X-ray Stars (Dense States of Cosmic Matter)

X-rays are associated with high-energy phenomena. The Sun emits most of its radiation at frequencies corresponding to visible light and has an effective surface temperature of about 5800 K. X-ray photons are roughly a thousand times more energetic than the photons of ordinary light, and so to produce X-rays we need either temperatures of several million degrees, or particles with energies more than several thousand electron volts. Although ordinary stars emit most of their radiation in optical light, there are also bodies in the Universe which emit most of their radiation as X-rays. Early studies with rocket-borne detectors of these cos¬mic sources of X-rays showed a class of objects within our own Galaxy radiating up to a million times more powerfully than the Sun. With the launch of the X-ray satellite Uhuru in 1970, over a hundred such objects were rapidly discovered within the Galaxy and a few more in the Small and Large Magellanic Clouds

These X-ray stars in the Milky Way are characterized by their high luminosity and by the strength and rapidity of their variability. For example, the star Cygnus X-l (the first X-ray source to be discovered in the constellation of Cygnus) varies on a time-scale of milliseconds as well as by factors of five over a few minutes. Even more spectacular are the transient X-ray sources, sometimes called X-RAY NOVAE which appear from nowhere within a day or so and then die away over a period of months. There are also the soft gamma-ray or hard X-ray bursts; several bright ones are seen per year and although they are as luminous as the other X-ray sources they last only a matter of seconds or less. Much of the variability associated with X-ray stars is highly irregular, but some do vary in a periodic manner. The X-radiation from the sources Hercules X-l and Centaurus X-3 is regularly pulsed with periods of 1.24 and 4.84 seconds, respectively. In addition, these two sources and a number of others display regular eclipses with periods of a few days, indicating that these sources at least are members of binary star systems.

Because of the short timescales involved, the X-ray emission must originate from relatively small, compact objects. Three classes of object fit this description: white dwarfs, neutron stars and black holes. The escape velocity from a neutron star, which is the same as the velocity achieved by a particle falling radially onto its surface, is about a third of the velocity of light. A white dwarf has about the same mass as a neutron star but is about a thousand times larger, and so the escape velocity is about thirty times smaller. The velocity achieved by a particle falling onto a black hole approaches the speed of light.

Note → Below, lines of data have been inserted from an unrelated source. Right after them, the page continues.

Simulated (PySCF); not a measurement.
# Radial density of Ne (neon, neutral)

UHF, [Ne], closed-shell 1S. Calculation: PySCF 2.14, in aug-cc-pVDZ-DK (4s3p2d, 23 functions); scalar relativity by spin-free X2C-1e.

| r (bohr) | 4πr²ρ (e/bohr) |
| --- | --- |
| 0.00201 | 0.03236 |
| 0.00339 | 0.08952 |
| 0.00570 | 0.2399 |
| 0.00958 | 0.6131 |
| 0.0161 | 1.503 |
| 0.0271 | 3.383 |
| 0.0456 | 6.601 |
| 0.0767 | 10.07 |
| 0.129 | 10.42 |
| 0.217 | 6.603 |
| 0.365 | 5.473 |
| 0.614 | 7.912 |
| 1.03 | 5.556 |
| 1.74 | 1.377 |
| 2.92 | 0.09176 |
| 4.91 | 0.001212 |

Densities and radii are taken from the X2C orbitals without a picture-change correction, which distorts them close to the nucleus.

What energy source powers the luminous sources of X-rays ? The pulsar in the Crab Nebula emits pulsed X-radiation with the same pulse period of 33 milliseconds as that observed at radio frequencies. Rotation is the most credible source of such regular pulses and the only known object that can rotate once every 33 milliseconds without being torn apart by centrifugal force is a neutron star. In the case of the Crab pulsar the observed slowdown of the rotation period and consequent decrease of the rotational kinetic energy of the star indicate that the source of energy is indeed the rotational kinetic energy. However the Crab pulsar is unique among X-ray stars in this respect. Centaurus X—3 has a much larger pulse period of 4.84 seconds and has therefore correspondingly less stored rotational energy. If rotation powered this X-ray source it would slow down in less than ten years. This is observed not to be happening: in fact the star is actually spinning up. Thus the bulk of the X-ray stars, unlike radio pulsars, are not powered by their stored rotational energy.

As we mentioned above, when a blob of matter falls onto a neutron star it reaches a velocity of about a third of the speed of light. This means that about a tenth of the blob’s original rest mass energy is converted into kinetic energy during infall and is dissipated as heat when the blob strikes the stellar surface. Similarly up to about 40 per cent of the rest mass energy of matter trickling into a black hole from an accretion disc is released as radiation. A hundred millionth of a solar mass falling onto a neutron star per year is sufficient to heat the star to X-ray temperatures and to provide the observed amount of radiation as well. A comparable trickle of matter through an accretion disc, heats the disc to X-ray temperatures.

A lone neutron star in interstellar space captures material from its surroundings. The density of material in space is so low that the amount of matter that can be acquired heats the star up to only about 100 000 K giving rise to a faint source of ultraviolet radiation.